From: Dictionary of American Fighting Ships


A very strong wire or fiber rope.



(ARS - 19: dp. 1,441; l. 213'6"; b. 39'; dr. 14'8"; s. 15 k.; cpl. 120; a. 2 40 mm.; cl. Diver)


Cable (ARS-19) was launched 1 April 1943 by Basalt Rock Co., Napa, Calif.; sponsored by Mrs. B. Elliott; and commissioned 6 March 1944, Lieutenant Commander H. Pond, USNR, in command.

Cable began her salvage and rescue work while still in shakedown training, when she took in tow for San Diego the water barge AW-86, which had suffered a breakdown off Cape San Lucas, Mexico. Cable cleared San Pedro, Calif., 30 April 1944, towing small craft to Kwajalein on her way to Milne Bay, New Guinea. Here she offered salvage and rescue services until sailing 10 August for Manus and Cairns, Australia, where she loaded firefighting and salvage teams. Continuing the lengthy process of invasion preparation, she sailed to Milne Bay to load firefighting equipment, and on 18 October put out from Hollandia, New Guinea, in a convoy of supp [sic; supply] ships for the initial landings on Leyte.

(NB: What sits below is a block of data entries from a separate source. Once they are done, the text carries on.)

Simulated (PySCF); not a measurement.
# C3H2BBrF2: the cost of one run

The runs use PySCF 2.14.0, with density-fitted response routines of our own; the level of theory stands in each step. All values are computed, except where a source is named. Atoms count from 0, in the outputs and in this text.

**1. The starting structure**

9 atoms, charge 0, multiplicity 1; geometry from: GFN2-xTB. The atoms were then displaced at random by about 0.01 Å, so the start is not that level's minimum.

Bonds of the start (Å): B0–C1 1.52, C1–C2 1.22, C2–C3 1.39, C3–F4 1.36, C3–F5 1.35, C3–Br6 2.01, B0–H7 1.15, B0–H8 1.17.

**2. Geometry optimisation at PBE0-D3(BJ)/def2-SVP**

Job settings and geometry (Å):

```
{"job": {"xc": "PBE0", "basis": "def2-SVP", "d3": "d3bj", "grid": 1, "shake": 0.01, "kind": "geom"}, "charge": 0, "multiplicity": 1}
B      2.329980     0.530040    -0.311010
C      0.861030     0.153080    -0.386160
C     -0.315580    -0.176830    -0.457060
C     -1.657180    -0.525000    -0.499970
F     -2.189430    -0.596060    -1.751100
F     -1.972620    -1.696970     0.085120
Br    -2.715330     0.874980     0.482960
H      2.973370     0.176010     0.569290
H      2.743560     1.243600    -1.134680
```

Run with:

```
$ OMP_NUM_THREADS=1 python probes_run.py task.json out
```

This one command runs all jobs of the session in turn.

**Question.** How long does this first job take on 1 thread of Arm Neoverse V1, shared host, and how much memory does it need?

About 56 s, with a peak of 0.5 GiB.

Many ships were damaged in the furious naval and air actions which accompanied the Leyte, and later the Lingayen, operations. Cable’s essential services aided many; she made Albert W. Grant (DD-649) seaworthy again in only two days after the destroyer had flooded from the 19 shell hits received in the Battle of Surigao Strait. Such duty in San Pedro Bay and Lingayen Gulf was followed by assignment to harbor clearance at Manila through the spring of 1945. Cable's devoted and skillful service in the Philippines was recognized with the award of the Navy Unit Commendation.

Cable stood out of Manila Bay 30 May 1945 where her repair facilities helped ready ships for the Borneo invasion. She steamed to Balikpapan for frontline support in July, and in August returned to the Philippines for continued service through 6 March 1946. Homeward bound, she towed APL-18 from Pearl Harbor to San Diego, where she arrived 28 July 1946 for local operations until 28 January 1947. Proceeding to the east coast, Cable carried out salvage, rescue, and towing assignments in New England waters until 15 September 1947, when she was decommissioned at Boston. She was loaned, commercially the same day.

In addition to the Navy Unit Commendation, Cable received three battle stars for World War II service.